Tales of two sheriffs tell much about past, current Las Vegas


Sometimes the things I hear are jaw-dropping.

For instance, in a recent editorial board meeting, Sheriff Doug Gillespie made this matter-of-fact statement: “There were legislators in past legislative sessions who refused to meet with me.”

Gillespie is not a kiss-and-tell kind of guy; he refused to name names. But he said this on May 20, while his “More Cops” bill was still pending.

He thought this crop of legislators wasn’t bad.

“Speaker (Marilyn) Kirkpatrick is very approachable and willing to engage in conversations. My interaction with her has been good,” he said.

He thought it was unfair to compare this group of legislators, including four new leaders who have never closed a legislative session, to sessions where the leaders of both houses were more experienced and there were fewer legislative novices.

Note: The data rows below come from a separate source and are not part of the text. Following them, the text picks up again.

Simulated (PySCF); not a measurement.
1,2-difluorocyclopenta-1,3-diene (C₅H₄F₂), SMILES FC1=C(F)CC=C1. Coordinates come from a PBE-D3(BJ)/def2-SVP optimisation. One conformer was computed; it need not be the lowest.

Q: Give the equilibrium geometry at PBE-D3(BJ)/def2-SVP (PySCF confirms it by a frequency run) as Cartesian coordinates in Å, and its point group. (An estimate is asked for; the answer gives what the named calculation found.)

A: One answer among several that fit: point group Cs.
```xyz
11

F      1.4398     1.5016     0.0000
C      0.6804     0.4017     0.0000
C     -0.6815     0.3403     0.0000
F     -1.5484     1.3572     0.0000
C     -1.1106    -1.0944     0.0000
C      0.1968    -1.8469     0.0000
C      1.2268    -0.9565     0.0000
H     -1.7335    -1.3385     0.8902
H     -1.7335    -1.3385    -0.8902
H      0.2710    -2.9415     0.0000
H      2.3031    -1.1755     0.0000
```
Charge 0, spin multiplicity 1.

I’m still curious about which legislators dissed the sheriff. A source said when Steven Horsford was state Senate majority leader before he was elected to Congress, he wouldn’t return Gillespie’s calls, which amazes me.

Times change, but when Ralph Lamb was sheriff of Clark County from 1960 to 1978, when he was considered more powerful than the governor, no legislator would have refused to meet with him or ignored his calls.

Dissing the sheriff would have been a foolish and potentially life-threatening move.

Of course, his brother, Floyd Lamb, was the most powerful state senator, who controlled where the state’s money went. Another brother, Darwin Lamb, was a county commissioner. And Lamb himself chaired the Liquor and Gaming Licensing Board, enhancing his power.

“Vegas,” the CBS television story supposedly based on Lamb’s career, was a one-season wonder. It didn’t get picked up by the network for a second season despite the huge advertising campaign promoting it. “Eleven million people watched it, but they couldn’t get the right crowd,” said Lamb, who wasn’t pleased with the show at first, particularly the first two or three episodes. He thought it improved, however, as did I. “I said they’ve gotta have a little rough stuff.”

I grew to like the show, despite early misgivings, once I realized it wasn’t posing as the truth, but was just telling tales.

It started with more positive than negative reviews, but younger viewers drifted away from the theme of the frontier cop solving cases each week, engaged in a running battle with a Chicago mobster. When the network moved it from Tuesdays to Fridays, viewership dropped even more from it’s high point of nearly 15 million viewers.

Lamb, 86, is recovering from a broken hip from tripping outside his home after picking up his Review-Journal. “I’m a 225-pound guy and I hit the ground pretty hard,” he said Friday.

He is hoping they find another network interested in the show. “I had a lot of fun with it, and they were great to work with. But Dennis (Quaid) has gotta change his cowboy hat. He wears one of those tractor-trailer driving cowboy hats, all rolled up.” It was clear he thought that reflected badly on the Ralph Lamb character.

The story Lamb and I wanted to see dramatized in “Vegas” was the one where he had a confrontation with mobster Johnny Rosselli at a Strip coffee shop. Rosselli hadn’t registered as an ex-felon and Lamb entered the coffee shop, seized him by his necktie and slapped him around before sending him to jail and humiliating him by ordering him deloused.

That’s a story for a second season if another network picks up the show.

Quaid never fully captured Lamb’s good-old-boy charm but his trademark grin carried him far.

The tale of two Las Vegas sheriffs, one from the 1960s, another nearly 50 years later, shows how the town has changed.

One used his fists and his family’s vast power, another uses face-to-face persuasion and logic.